Unicode Pass Through is a Unicode error handling enhancement. The feature gives users the ability to allow Pass Through Characters (PTCs) to be imported into and exported from Teradata. PTCs are the set of all possible Unicode characters minus the 6.0 BMP characters supported by Teradata and the set of noncharacters. PTCs include the following:
- Characters not supported by Teradata:
- Characters in BMP from Unicode versions 6.1.0 to 9.0.0
- Characters in SMP from all Unicode versions
- Unassigned characters
- Private use characters
The feature is enabled or disabled at the session level and is valid only for Unicode sessions. UTF8 or UTF16 sessions with the Unicode Pass Through feature enabled will allow PTCs to be used in queries and to be stored in or retrieved from Unicode columns. Noncharacters and characters with an invalid encoding form are changed to the REPLACEMENT CHARACTER (U+FFFD) which can pass through and be stored in Teradata with this feature.
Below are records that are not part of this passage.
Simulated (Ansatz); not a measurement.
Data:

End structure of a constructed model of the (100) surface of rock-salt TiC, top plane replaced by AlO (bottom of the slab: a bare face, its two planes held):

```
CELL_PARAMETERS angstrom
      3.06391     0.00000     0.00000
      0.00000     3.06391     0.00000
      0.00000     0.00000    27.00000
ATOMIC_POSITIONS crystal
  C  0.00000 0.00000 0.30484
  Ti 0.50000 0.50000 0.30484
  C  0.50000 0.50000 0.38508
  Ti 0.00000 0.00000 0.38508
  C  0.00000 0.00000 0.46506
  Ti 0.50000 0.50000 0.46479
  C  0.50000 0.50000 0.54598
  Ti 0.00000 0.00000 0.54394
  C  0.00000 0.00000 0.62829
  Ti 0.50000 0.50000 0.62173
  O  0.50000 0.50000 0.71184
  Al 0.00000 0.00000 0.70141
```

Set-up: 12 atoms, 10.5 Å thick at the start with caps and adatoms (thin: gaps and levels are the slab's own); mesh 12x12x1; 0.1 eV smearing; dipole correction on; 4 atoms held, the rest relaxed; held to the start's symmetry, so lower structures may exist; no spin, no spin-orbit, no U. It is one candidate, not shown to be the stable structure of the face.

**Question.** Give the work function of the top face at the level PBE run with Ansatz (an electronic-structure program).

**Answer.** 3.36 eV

By default, this feature is not enabled. In sessions where the feature is not enabled, attempts to input any unsupported 6.0 BMP Unicode code points into Teradata results in an error and the query fails.
Benefits
- Increases the repertoire of characters available to Unicode users from 61K to 1,112K, including Emoji and other ideographs that previously could not be stored in Teradata.
- Reduces or eliminates cases where translation errors require users to cleanse their Unicode data before submitting it to Teradata.
- Client load filtering is simplified, therefore improving load performance.
- Data is not lost as would be the case when replacement characters are used.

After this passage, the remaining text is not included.